A reverse drug sting on the streets of Cicero came to a harrowing end this week with an undercover officer trading gunshots with a suspect who allegedly tried to flee a police net with hundreds of thousands of dollars’ worth of cocaine, authorities said Friday.
Cook County sheriff’s police set up the operation Thursday, authorities said, arranging to sell 30 kilograms of cocaine to a group of men they would meet at 23rd Street and Cicero Avenue. Prosecutors said four men showed up as the buyers just after 3 p.m., but they brought guns to the swap instead of the agreed-on $480,000.
After two of the men tested the drugs, one of them stuck a 9 mm handgun into the ribs of an undercover officer and tried to push him into the vehicle that police were using to carry the cocaine, Assistant State’s Atty. Barbara Plitz said. The officer grabbed for the pistol and, in an instant, there was an exchange of gunfire, authorities said.
The suspect “fired a shot, but the officer was not hit,” Plitz said. “Then the undercover officer drew his weapon and fired a shot, but [the suspect] was not hit.”
The gunman then jumped into the vehicle and tried to drive away, but other officers watching the exchange nearby flipped a remote “kill switch” that stopped it, Plitz said. All four men were arrested without further incident, authorities said, and were charged with attempted murder, armed violence and aggravated vehicular hijacking.
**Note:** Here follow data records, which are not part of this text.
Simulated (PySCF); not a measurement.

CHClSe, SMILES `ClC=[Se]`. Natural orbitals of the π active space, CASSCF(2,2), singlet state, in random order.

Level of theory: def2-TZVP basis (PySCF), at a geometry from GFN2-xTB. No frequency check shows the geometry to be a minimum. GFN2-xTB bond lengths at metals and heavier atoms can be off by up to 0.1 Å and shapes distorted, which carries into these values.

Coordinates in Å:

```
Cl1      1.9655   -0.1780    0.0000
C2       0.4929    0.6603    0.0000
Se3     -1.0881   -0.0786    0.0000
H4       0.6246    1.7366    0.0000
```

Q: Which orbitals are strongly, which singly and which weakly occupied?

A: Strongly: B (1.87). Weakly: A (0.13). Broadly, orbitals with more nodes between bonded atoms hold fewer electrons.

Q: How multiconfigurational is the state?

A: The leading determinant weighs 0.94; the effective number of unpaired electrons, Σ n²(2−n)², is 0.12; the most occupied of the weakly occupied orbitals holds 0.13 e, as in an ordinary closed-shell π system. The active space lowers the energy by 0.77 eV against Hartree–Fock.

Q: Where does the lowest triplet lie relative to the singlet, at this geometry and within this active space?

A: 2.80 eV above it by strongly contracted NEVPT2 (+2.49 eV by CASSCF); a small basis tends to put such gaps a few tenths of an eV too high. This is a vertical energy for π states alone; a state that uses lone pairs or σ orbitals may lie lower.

David Rodriguez, 43, of the 1800 block of West 50th Place, Chicago, was charged as the gunman. Judge Matthew Coghlan ordered him held on $4 million bail.
Juan Sarabia, 27, Placido Gonzalez, 39, and Marcos Torres, 27, all of Chicago, also were charged. The three were ordered held on $3 million bail.
If the men are able to post bail, the judge required them first to show the source of the bail funds.
The sting comes less than two weeks after a botched undercover sting in Chicago allowed a gang courier to escape with 93 pounds of cocaine.
That buy was set up by federal agents, sources have said, and a communication breakdown apparently led to the bait’s loss.